WeeklyWorker

28.06.2000

CPGB aggregate

Members debate left unity

The June aggregate of members of the Communist Party of Great Britain was held in central London on Sunday June 25. Three subjects were discussed: the Socialist Party, the London Socialist Alliance, and the progress of the current CPGB Summer Offensive.

The aggregate was presented with a report analysing developments inside the Socialist Party. This diminishing sect has a perspective of building a "mass workers' party", but, as we saw in its shameful failure to support the LSA, the Taaffe leadership ended up sabotaging a concrete movement that could be seen as a first step towards such a party, once it knew it could not control it. It has found itself at odds with the left and the wider working class movement, and tails the most backward elements of the class.

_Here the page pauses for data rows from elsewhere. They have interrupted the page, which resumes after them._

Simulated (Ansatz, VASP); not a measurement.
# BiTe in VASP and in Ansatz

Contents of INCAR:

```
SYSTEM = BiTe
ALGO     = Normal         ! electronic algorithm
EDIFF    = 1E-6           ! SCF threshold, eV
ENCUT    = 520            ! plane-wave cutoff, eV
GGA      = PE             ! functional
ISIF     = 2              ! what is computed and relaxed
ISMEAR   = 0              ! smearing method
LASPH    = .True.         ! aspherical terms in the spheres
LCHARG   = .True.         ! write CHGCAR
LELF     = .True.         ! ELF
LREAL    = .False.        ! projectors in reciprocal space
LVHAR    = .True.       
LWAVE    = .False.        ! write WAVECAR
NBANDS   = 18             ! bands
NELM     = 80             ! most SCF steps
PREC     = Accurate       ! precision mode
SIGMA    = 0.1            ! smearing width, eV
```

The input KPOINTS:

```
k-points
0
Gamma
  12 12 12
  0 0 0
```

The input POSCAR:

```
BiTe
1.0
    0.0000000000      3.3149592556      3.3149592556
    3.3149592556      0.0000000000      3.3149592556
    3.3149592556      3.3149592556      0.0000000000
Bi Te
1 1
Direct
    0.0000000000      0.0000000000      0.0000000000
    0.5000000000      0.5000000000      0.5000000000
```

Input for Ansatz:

The nature of the membership of the SP has changed in the last five years. New members are given much less political training and very little effort is made to recruit people with links to the left and the working class movement. Members are taught to believe that they have taken over the banner of socialism discarded by the Labour Party, and there are widespread illusions in Bennism and the parliamentary road to socialism. These have been discredited by life, but Taaffe has reacted by quelling all debate. Politics is absent from the pages of The Socialist. There was no national aggregate in 1999 or 2000, and this year's 'Perspectives' document focuses only on organisational matters.

The SP has become exactly the sort of sect the forerunner of the SP, the Militant Tendency, used to criticise 20 years ago. It will probably continue a slow disintegration, but could implode at any moment in reaction to events. Life in the party consists of paper-selling, fundraising, and efforts to take over trade union branches, socialists alliances, or other initiatives members work in. Socialist Party members are isolated from the rest of the left, and taught to be hostile to it. These problems characterise not only the British section of Taaffe's organisation: they are common throughout the Committee for a Workers International.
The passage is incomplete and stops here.